Apple's layered user experience approach

Apple implements an interesting layered user experience in both iOS and OS X. They've always done this to some degree; early on with Mac OS X, UNIX gurus could live comfortably in Terminal while those raised on the GUI of classic Mac and Windows would feel right at home in Aqua.

With iOS 4, Apple's mobile platform added similar layers of user experience. While an expert user could double click home to open up the Fast App Switcher, or hide multiple apps into a single Folder, casual users could keep using the iPhone or iPad perfectly well without ever exposing either of those UI elements. iOS 5 adds Notification Center to the mix. Experts can click and pull and expose greater pro-level features while someone coming from a feature phone can use iPhone as little more than a phone that plays music and takes pictures. And both can be perfectly happy.

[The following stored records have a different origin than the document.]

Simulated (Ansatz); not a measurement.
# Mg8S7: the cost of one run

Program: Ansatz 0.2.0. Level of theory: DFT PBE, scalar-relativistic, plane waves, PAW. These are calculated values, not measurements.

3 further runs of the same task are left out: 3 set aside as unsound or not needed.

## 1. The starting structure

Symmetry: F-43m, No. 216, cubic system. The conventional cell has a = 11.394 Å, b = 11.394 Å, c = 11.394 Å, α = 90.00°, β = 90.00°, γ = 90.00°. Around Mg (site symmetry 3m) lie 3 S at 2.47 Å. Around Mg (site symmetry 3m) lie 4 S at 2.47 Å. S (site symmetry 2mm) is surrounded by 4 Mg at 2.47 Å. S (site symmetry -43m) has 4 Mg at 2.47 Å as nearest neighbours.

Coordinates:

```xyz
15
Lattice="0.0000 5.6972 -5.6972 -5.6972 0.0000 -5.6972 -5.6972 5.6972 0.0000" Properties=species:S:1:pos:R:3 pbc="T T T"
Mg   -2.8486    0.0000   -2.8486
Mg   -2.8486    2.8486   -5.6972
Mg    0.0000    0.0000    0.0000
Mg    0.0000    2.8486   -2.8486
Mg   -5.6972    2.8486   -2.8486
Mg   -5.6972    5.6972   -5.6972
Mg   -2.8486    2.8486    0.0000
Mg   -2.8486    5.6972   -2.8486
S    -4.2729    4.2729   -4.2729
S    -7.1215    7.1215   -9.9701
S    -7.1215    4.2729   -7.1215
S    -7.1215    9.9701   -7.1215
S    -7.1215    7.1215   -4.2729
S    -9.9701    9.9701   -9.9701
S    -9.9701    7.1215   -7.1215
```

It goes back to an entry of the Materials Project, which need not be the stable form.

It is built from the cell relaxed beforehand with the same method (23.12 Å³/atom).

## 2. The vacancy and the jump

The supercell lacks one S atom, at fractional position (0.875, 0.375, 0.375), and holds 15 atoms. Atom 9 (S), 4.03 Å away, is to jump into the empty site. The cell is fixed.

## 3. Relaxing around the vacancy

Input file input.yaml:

OS X Lion even adds an iOS-like upper layer with LaunchPad, so now the UNIX geek in Terminal and the GUI user in Aqua can finally give their parents, kids, and non-computer savvy family and friends an iPad-like app launcher to use, compete with auto-save, restore, and a host of other, far more humane features.

Making computers more and more mainstream is something Apple's done from Apple II, through Mac, to iPad, and it's something they're continuing to invest in for Lion, and iOS 5. And their market share seems to indicate it's paying off.